JISCMail - LCG-ROLLOUT Archives

Hi Leif,

I'd like to resume this discussion, because I think that draining the 
queues on a big cluster is not an optimal solution, on the other hand I 
don't want to write recipes on wiki that might mess jobs.

I've looked a bit of documentation about how to stop MPI jobs and the 
answer is always the same: it depends on your application.

SIGSTOP cannot be caught your application should be able to deal with 
SIGTSTP.

Then I found on an LSF guide that actually this is what bstop does. It 
sends SIGSTOP to normal jobs and SIGTSTP to parallel jobs.

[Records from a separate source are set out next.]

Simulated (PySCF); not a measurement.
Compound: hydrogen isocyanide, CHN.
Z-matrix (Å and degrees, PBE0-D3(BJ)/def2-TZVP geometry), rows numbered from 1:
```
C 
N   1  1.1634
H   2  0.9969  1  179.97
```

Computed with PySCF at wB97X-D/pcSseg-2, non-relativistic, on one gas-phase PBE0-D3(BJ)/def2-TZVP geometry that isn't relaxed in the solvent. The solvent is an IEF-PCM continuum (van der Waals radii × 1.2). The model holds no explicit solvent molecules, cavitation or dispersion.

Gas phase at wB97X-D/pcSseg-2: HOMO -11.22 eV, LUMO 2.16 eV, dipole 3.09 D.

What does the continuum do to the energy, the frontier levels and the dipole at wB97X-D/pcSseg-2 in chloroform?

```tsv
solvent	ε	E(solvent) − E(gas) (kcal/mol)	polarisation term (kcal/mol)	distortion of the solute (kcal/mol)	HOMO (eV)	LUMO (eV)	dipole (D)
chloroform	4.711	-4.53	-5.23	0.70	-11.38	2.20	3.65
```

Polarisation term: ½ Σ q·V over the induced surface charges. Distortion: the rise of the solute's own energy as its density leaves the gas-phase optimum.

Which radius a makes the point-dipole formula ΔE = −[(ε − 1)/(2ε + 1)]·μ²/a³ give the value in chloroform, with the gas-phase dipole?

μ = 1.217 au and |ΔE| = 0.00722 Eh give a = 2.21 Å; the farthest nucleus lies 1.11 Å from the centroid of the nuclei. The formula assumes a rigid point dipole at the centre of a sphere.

so would it be good if I added the following part to the wiki page:

<MPI part>

if MPI jobs are running on your cluster use

       qsig -s TSTP qselect -q whetever -s R

</MPI part>

or is it still too crude?

thanks

cheers
alessandra


On Tue, 28 Jun 2005, Leif Nixon wrote:

> Alessandra Forti // EOJ <[log in to unmask]> writes:
>
>> is that because they might not be stopped at the same time?
>
> You might hit all sorts of time-outs. (A node wakes up, looks at its
> watch: "Hey, it was an *hour* since I sent that message, and I haven't
> got an answer yet!")
>
> --
> Leif Nixon                       -            Systems expert
> ------------------------------------------------------------
> National Supercomputer Centre    -      Linkoping University
> ------------------------------------------------------------
>

-- 
********************************************
* Dr Alessandra Forti			   *
* Technical Coordinator - NorthGrid Tier2  *
* http://www.hep.man.ac.uk/u/aforti	   *
********************************************